Although this Court recognizes that this complaint is nearly identical to the complaint in Civil Action No. 5:11CV147, this Court agrees with the magistrate judge that it is preferable to decide the defendants' motions to dismiss on the merits when possible rather than to strike the entire pleading as redundant pursuant to Federal Rule of Civil Procedure 12(f). Accordingly, this Court will proceed with resolving the defendants' motions to dismiss on the merits.

Count III raises a 42 U.S.C. § 1983 claim against all defendants. The count alleges deliberate indifference to the plaintiffs' civil rights in the form of unreasonable search and seizure.

In order to state a claim for violation of the plaintiffs' Fourth Amendment rights against unreasonable search and seizure, the plaintiffs must show first that there was a "search" as that term is defined in the context of the Fourth Amendment. A Fourth Amendment "search" only occurs when the plaintiffs demonstrate that (1) they had a subjective expectation of privacy in the location of the alleged search and that (2) society is willing to accept that subjective expectation of privacy as a reasonable one. See Katz v. United States, 389 U.S. 347 (1967).

1. Tax assessor

The first allegedly unreasonable search asserted by the plaintiffs is the entrance onto the plaintiffs' property by the state tax assessor, namely defendant Roy Crews. As noted above, defendant Crews came to the plaintiffs' home for the purpose of assessing the value of their property for tax purposes, and upon entering the plaintiffs' backyard, viewed what he believed to be marijuana on the plaintiffs' back patio. This discovery prompted him to notify the Ohio County Sheriff's Office of the same.

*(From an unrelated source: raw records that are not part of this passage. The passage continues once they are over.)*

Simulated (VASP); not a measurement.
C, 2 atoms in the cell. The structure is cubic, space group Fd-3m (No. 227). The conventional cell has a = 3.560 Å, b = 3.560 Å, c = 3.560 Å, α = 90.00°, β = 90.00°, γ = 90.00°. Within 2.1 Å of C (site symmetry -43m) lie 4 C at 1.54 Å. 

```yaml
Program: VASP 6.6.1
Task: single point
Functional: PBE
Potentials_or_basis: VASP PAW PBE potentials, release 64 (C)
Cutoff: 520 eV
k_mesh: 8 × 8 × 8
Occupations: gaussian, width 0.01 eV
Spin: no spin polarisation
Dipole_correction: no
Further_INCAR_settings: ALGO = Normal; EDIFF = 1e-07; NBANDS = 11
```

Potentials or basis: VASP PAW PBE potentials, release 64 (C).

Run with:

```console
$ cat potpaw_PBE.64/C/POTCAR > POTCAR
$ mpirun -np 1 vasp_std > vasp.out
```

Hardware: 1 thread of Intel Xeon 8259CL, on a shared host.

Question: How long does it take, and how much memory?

As the magistrate judge states in his report and recommendation, the tax assessor, in performing a naked eye, ordinary observation of the front and back of the plaintiffs' house for the purposes of assessing its value, did nothing unduly intrusive, and thus did not commit a "search." See Wildgren v. Maple Grove Twp., 429 F.3d 575 (6th Cir. 2005) ("[A] property assessor does not conduct a Fourth Amendment search by entering the curtilage for the tax purpose of naked eye observations of the house's plainly visible exterior attributes and dimension."); Taylor v. Mich. Dep't of Natural Res., 502 F.3d 452, 456-57 (6th Cir. 2007) (Noting the importance of the "methods of observation and purpose of [the entrant's] conduct" in determining whether a search occurred). While this Court does not disagree that the plaintiffs had a subjective expectation of privacy as to defendant Crews' entrance into the backyard of their home, it cannot conclude that the second prong of Katz can be met in this circumstance. As such, this Court finds that the magistrate judge was not clearly erroneous in his conclusion that defendant Crews' activity on the plaintiffs' property did not violate their Fourth Amendment rights.

2. Police officers

The next alleged "search" to which the plaintiffs point occurred when defendant Crews contacted the Ohio County Sheriff's Office and officers were dispatched to the plaintiffs' property to investigate the call. This Court agrees with the magistrate judge's conclusion that this entrance onto the plaintiffs' property was in accordance with the officers' constitutional ability to conduct a "knock and talk." In the United States Court of Appeals for the Fourth Circuit, a "knock and talk," wherein law enforcement officers approach the entrance of a person's home in order to ask questions of occupants, is not a situation which requires a warrant or probable cause to be valid. See United States v. Taylor, 90 F.3d 903, 909 (4th Cir. 1996) (finding that approaching the front door of the defendant's home and knocking was permissible as the defendant's "front entrance was as open to the law enforcement officers as to any delivery person, guest, or other member of the public"). In Davis v. United States, 327 F.2d 301 (9th Cir. 1964), an opinion cited with approval by the Fourth Circuit in Taylor, the Ninth Circuit held that when police officers have reasonable suspicion which would make it reasonable for them to desire to question a person regarding their suspicions, no "right of privacy" is invaded by officers or anyone else walking up to that person's home "with the honest intent of asking questions of the occupant thereof." Id. at 303.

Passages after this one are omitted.